1. LORD JUSTICE WARD: This is an application made by the father of four children for an extension of time to appeal and for permission to appeal.

2. The application was refused by Wall LJ, considering the matter on the papers, for reasons he fully expressed in writing. One of his concerns, which is a real concern, is that which arises from the tension between appealing against the order that is made in the matter before the court and appealing against facts found in the judgment which results in that order. There is, in my experience, some difficulty sometimes in deciding quite what the Court of Appeal's role and power is. The traditional view is the former is the correct approach, namely the appeal should be against the order of the court below, but certainly in appeals from the Family Division where these preliminary hearings or fact finding hearings have been held, there has been an acceptance of the applicant's right to appeal findings of fact. If one refines it even further, it may be a question of determining whether the fact finding inquiry proceeded by way of a hearing of a preliminary issue. In civil justice a preliminary issue would be settled by the judge or district judge posing a series of questions which have to be answered. The question here could be the general one, "Has the threshold set by section 31 of the Children Act 1989 been crossed?", or it could be a more specific series of questions, namely "Are each of the findings sought by the local authority, set out in the schedule placed before the court, proved to the court's satisfaction?".

3. I have expressed my dissatisfaction in the past with the way these fact finding inquiries are sometimes dealt with in the Family Division, and by the lack of true and keen focus as to quite what the court is doing. I do not think I have seen a fully satisfactory answer and, in my judgment, the matter gives rise to a point of practice of sufficient importance to grant permission to appeal on that ground alone.

4. Miss Buckingham, on behalf of father, points out, moreover, that the judgment, though not the order so far as I can see, also dealt with contact to these children, and contact is important, especially where their future placements are in some doubt. There is a substantial degree of difference between leaving contact at the discretion of the local authority, making an express and defined order for contact and giving permission to terminate contact. The degree of wrongdoing on the parents' part is obviously a factor of significance in deciding what course to take, as was plain in this case from the approach of the children's guardian, who was of the view that contact could not be properly determined until all the relevant facts had been found.
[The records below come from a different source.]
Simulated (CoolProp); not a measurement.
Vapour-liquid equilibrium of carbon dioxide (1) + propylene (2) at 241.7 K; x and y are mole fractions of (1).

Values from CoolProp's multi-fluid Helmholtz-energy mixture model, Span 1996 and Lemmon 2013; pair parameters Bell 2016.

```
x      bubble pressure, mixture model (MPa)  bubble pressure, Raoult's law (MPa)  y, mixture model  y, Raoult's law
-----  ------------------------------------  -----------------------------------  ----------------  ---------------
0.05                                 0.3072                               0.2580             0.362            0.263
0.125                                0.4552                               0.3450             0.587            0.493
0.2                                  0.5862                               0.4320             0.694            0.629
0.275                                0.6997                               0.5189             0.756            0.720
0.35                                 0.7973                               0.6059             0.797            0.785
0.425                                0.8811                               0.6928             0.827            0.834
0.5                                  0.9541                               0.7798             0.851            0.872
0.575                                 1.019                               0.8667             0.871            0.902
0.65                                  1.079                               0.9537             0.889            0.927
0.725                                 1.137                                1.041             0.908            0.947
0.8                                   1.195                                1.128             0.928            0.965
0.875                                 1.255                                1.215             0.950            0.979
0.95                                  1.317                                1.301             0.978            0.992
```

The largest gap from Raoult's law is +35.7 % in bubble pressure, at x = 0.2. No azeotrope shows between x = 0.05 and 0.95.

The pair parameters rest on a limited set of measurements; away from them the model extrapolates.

5. That leads to Miss Buckingham's third point. Her submission, very neatly, if I may say so, encapsulated in the statement which she presented pursuant to paragraph 4.14A(2) of the practice direction, is that the judge's findings are expressed in terms that may suggest each and every finding of fact sought by the local authority was proved. Looking at her judgment, however, one sees in paragraph 86 that she was saying: "It is not necessary for me to make findings about each and every allegation in this case". Ultimately she was to find that the three eldest children "have all suffered sexual abuse, not only by being allowed to watch their parents having sexual intercourse and oral sex, but also directly as described to Ms Wainwright and Julie Willett". Her findings in respect of S were more tentative.

6. I see the force of the argument that there may be no evidence to support some of the allegations in the local authority's schedule. There is a good deal of uncertainty about many of the allegations where evidence depends on hearsay account from one child in respect of matters done to another. Those matters are then promptly denied by the child said to be involved. Altogether, it seems to me, this case merits a closer look and I will grant permission to appeal generally. For what it is worth, I tentatively think that there was at least some evidence to establish the so-called rope incident relating to S, but the Court of Appeal should consider all of it.

7. I should add that the appeal is launched out of time. The reason for that was that the judge announced her decision at the end of the hearing, the order was drawn then but her reasons did not follow until much later. That accounts sufficiently for the delay so I grant the extension of time to appeal.

Order: Application for extension of time granted. Application for permission to appeal granted. Appeal to be heard before three Lord Justices, but can include a High Court judge. Appeal listed for a day. Costs of the application to be costs in the appeal.